EGNOS/Galileo services for public transport control and information

Basic Information

Mobility solution ID






Global navigation satellite systems were tested as means to provide specific support to surface public transport systems.

Implementing sustainable mobility

A group of small and medium-sized aerospace companies carried out a trial of technological tools using EGNOS (European Geostationary Navigation Overlay Service) systems in order to improve the performance of navigation equipment installed in buses. The general objective of the measure was to validate the feasibility of the use of global navigation satellite systems (GNSS) (such as EGNOS and Galileo) to support the exploitation of surface public transport.

Based on the characteristics of EGNOS and Galileo (better accuracy, improved availability and better continuity of service), it was supposed that the use of EGNOS and Galileo signals would reduce the installation and maintenance costs of existing bus equipment, based on the on-board electronic sensors supported by GPS.

The measure therefore aimed to prove that innovative GNSS technologies would contribute to reducing exploitation costs (operation and maintenance) and to improving the efficiency and reliability of the service for users by reducing the amount of electronic equipment on board the buses and by deploying GNSS terminals on all buses, potentially assisted by additional external data computed by a dedicated control centre.


The measure was implemented in four phases:

  • a test of GNSS performance in real conditions in Toulouse;
  • a  Galileo simulation trial in the greater Toulouse area;
  • definition of users’ requirements and recommendations for future systems, including the design of future public transport management systems; and
  • dissemination activities.


At the end of these three phases and over the months that followed, dissemination activities were carried out to promote the results in other European cities willing to learn about the potential added value of EGNOS and Galileo systems in the management of public transport systems.

Due to the nature of the measure, no impact evaluation was carried out: only the functionalities were evaluated. The measure aimed to evaluate the performance of GNSS in analysing the effectiveness of public transport. The evaluation dealt exclusively with GNSS performance indicators and comparison with actual requirements for positioning in public transport exploitation systems.
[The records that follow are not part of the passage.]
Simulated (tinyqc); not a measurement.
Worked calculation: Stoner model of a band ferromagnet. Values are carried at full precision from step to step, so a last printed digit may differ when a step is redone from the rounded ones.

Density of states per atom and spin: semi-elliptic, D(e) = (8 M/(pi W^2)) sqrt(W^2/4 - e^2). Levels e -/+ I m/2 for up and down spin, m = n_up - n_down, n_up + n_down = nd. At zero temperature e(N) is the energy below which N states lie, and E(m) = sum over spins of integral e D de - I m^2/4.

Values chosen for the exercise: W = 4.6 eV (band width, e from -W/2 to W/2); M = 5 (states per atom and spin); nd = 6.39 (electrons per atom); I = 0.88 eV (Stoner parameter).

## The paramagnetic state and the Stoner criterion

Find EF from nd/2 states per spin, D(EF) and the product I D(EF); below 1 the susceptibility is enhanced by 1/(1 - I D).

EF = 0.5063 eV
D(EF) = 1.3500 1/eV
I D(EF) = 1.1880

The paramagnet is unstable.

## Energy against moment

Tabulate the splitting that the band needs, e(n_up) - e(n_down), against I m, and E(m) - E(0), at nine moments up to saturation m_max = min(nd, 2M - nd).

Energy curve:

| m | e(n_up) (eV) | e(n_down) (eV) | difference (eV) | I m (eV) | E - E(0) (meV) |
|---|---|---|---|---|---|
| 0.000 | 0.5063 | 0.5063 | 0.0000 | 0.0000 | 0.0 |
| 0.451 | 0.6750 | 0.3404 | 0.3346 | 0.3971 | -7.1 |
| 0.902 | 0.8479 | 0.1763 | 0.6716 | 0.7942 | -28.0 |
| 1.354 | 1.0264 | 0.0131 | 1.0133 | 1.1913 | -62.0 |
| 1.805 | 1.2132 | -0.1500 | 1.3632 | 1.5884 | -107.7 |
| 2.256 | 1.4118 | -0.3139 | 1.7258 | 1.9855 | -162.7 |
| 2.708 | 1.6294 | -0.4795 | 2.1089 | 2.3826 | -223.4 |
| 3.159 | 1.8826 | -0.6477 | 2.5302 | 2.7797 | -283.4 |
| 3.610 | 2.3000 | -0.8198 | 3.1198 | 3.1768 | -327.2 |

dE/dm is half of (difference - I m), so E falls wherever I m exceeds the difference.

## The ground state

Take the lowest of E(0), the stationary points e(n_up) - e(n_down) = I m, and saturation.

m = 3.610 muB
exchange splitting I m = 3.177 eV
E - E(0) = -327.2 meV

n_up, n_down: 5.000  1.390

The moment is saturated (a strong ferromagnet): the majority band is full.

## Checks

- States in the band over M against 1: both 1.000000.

The trial demonstrated the reliability of the technology, confirming that future bus management systems should mainly rely on GNSS.

The simulations revealed that, with the use of several constellations such as GPS and Galileo, GNSS receivers will be able to use about 15 to 20 satellites at any time and in all parts of the city. This combination will provide a global availability of positioning, with a high level of accuracy and integrity, enabling new transport-related services.

Optimal use of GNSS would require modification of the communication means between buses and the monitoring centre. The location frequency report is too low with respect to expected GNSS accuracy. Consequently, it was difficult to analyse the impact of accuracy improvement on the system.

The use of GNSS has potential impacts on many services and consequently is closely tied to other measures of the project, such as a bus priority scheme or multimodal traveller information system.

The measure was conducted in the favourable context of regional GNSS industry and market development and benefited from the complementary skills and expertise of stakeholders in the GNSS field and the transport sector. Policy leaders and decisions makers showed a lot of interest in the implementation and results of the measure, and this encouraged and motivated all stakeholders.